Gov. Tom Wolf has indicated he will sign what is being called a “stacked hybrid” plan to reform the commonwealth’s public-sector pensions, assuming the bill reaches his desk.
First, the House-amended Senate Bill 1071 needs approval from the Senate.
“I want to congratulate both Republicans and Democrats for coming together to find common ground on this issue, and I urge the Senate to move quickly to consider this important legislation,” Wolf said in a statement.
That could take some time, said Jenn Kocher, a spokeswoman for Senate Republicans. “Too early to tell. Members may want to take some time with the bill. This bill has significant differences from the pension reform we sent the House six months ago so we want to digest the changes before making any decisions.”
The bill would maintain benefits for current public employees and retirees, while making changes for future state or school employees hired on Jan. 1, 2018, or July 1, 2018, respectively.
State police troopers would be exempt.
The plan is called a stacked hybrid because it includes elements of both a traditional defined-benefit plan and a defined-contribution plan like a 401(k).
Under the plan, new employees would have a defined-benefit pension for their first $50,000 in annual salary. Employees would contribute 6 percent of salary up to that limit, and the salary limit would rise 3 percent per year for inflation.
A defined-contribution plan, or 401(k)-style benefit, would apply to income over $50,000 or income earned after 25 years. Employee contributions would be 7.5 percent of salary with the state and school districts matching 4 percent.
Lawmakers on both sides of the aisle called the plan a “huge step forward,” similar to the recent liquor-sales reform bill that Wolf signed.
“This is a significant first step in the right direction to start tackling Pennsylvania’s unsustainable public pension system,” said Speaker of the House Mike Turzai (R-Allegheny).

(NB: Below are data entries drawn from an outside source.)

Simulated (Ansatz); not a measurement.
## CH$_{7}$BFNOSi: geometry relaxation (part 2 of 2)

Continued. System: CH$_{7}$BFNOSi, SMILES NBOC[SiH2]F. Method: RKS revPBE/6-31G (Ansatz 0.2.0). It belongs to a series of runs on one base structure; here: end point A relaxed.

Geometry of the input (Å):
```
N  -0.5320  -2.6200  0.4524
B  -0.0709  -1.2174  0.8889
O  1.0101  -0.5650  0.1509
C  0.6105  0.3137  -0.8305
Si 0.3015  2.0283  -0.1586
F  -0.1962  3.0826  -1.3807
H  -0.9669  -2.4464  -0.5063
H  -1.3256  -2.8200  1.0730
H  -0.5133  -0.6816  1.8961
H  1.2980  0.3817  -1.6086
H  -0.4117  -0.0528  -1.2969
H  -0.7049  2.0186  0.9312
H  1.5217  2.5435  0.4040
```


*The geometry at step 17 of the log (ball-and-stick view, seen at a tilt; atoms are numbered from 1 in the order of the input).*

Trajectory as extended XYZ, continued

The plan is expected to save more than $5 billion over a 30-year period, according to the fiscal note.
But longtime pension-reform proponents, including the conservative-leaning Commonwealth Foundation, say the bill does not go far enough, given the massive unfunded liabilities in the two state-sponsored pension systems.
Those liabilities have exceeded $60 billion and long-term investment return assumptions have been reduced, which could add to that number and force a hike in employer contribution rates.
The Public School Employees’ Retirement System, or PSERS, just reduced its assumed rate of return to 7.25 percent from 7.5 percent, which could add as much as $2.5 billion to its $37.3 billion in unfunded liabilities.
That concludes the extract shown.